Benchmarks extend northward journey for seventh straight session

13 Apr 2018 Evaluate

Indian equity benchmarks extended the winning streak for seventh straight session with frontline gauges ending near their crucial 33,200 (Sensex) and 10,500 (Nifty) levels, as better than expected macro-economic data painted a positive picture of the economy. Markets started the session on an optimistic note with report that India’s industrial output grew 7.1% year-on-year in February, bigger than the expected 6.8% expansion. The cumulative growth for the period April-February 2017-18 over the corresponding period of the previous year stood at 4.3%. India’s Consumer Price Index (CPI) for the month of March came to 4.28% as compared to 4.44% in February. CPI food inflation for March also eased substantially to 2.81% versus 3.26% in last month. Traders also took some encouragement with report that the Confederation of Indian Industry (CII) is expecting India’s gross domestic product (GDP) to grow at 7.3-7.7% during the 2018-19 financial year. This is based on strengthening demand in the rural economy, including agriculture and non-farm activities, as well as better global growth climate.

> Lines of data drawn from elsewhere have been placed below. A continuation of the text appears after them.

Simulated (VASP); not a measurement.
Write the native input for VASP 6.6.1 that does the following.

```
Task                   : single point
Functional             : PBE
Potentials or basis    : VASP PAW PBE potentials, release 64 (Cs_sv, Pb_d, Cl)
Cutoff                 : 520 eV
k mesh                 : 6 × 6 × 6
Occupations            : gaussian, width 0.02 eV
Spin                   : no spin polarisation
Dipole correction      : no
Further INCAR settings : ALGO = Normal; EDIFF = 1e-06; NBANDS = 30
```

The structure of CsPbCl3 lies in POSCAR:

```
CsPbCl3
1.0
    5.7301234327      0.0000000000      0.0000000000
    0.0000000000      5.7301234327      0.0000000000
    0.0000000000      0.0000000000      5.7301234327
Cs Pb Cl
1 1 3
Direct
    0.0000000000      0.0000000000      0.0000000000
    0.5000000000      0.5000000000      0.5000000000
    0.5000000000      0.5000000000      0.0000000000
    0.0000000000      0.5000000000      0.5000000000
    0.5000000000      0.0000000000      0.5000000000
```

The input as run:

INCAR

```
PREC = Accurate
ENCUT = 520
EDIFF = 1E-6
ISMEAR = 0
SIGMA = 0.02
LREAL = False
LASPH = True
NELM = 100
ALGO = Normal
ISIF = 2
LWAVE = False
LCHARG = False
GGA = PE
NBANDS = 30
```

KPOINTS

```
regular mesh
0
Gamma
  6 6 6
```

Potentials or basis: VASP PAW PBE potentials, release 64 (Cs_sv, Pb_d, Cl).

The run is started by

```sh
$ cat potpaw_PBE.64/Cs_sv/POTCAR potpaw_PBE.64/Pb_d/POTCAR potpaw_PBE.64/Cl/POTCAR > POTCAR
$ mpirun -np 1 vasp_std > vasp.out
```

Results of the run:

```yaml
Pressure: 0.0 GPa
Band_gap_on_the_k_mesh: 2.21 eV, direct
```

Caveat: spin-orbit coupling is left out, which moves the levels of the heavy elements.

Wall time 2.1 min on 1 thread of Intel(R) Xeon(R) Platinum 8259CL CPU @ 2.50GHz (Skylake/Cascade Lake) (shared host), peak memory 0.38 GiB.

However, some profit booking was seen in second half of trade with market participants paring most of their gains as some concerns came with former RBI governor Raghuram Rajan’s statement that he made it quite clear to the government that demonetisation was ‘not a good idea’ and that its implementation was not well-planned since 87.5% of the currency was being demonetised. However, markets managed to end the session in green, as some support came with global rating agency, Moody’s Investors Service in its latest report stating that the pick-up in India’s GDP growth rate is optimistic for asset-backed securities (ABS), because such growth will support the ability of borrowers to earn income and repay loans backing ABS deals, including auto loans and loans against property to micro, small and medium enterprises (MSMEs).

Firm opening in European counters too aided sentiments, as investors brace for earnings reports from US banks. The European Central Bank is finding out just how tricky its policy path could be in a year when political spats are overshadowing the economy. Asian markets ended mixed, as Chinese trade data proved to be a mixed bag and investors awaited earnings reports from JPMorgan Chase & Co, Citigroup and Wells Fargo & Co later in the day for further cues.

Back home, a private report enlightened that corporate India announced mergers and acquisitions worth $1.5 billion in March, taking the deal tally for the first quarter of 2018 to $18.53 billion. The report added that March saw 31 M&A deals worth $1,499 million, down 92% in value terms from the year-ago month when deals worth $23,822 million were announced by way of 28 such transactions. On the sectoral front, software related stocks remained buzzing as Infosys will unveil its Q4 earnings later in the day, with street expecting the IT firm to post good numbers compared to the previous year and signal better growth ahead. Banking stocks ended mostly in green taking cues from RBI data that banks credit grew at 10.32% year-on-year to Rs 86,50,714 crore in the fortnight ended March 30, 2018. In the same fortnight ended March 31, 2017, the advances had stood at Rs 78,41,466 crore.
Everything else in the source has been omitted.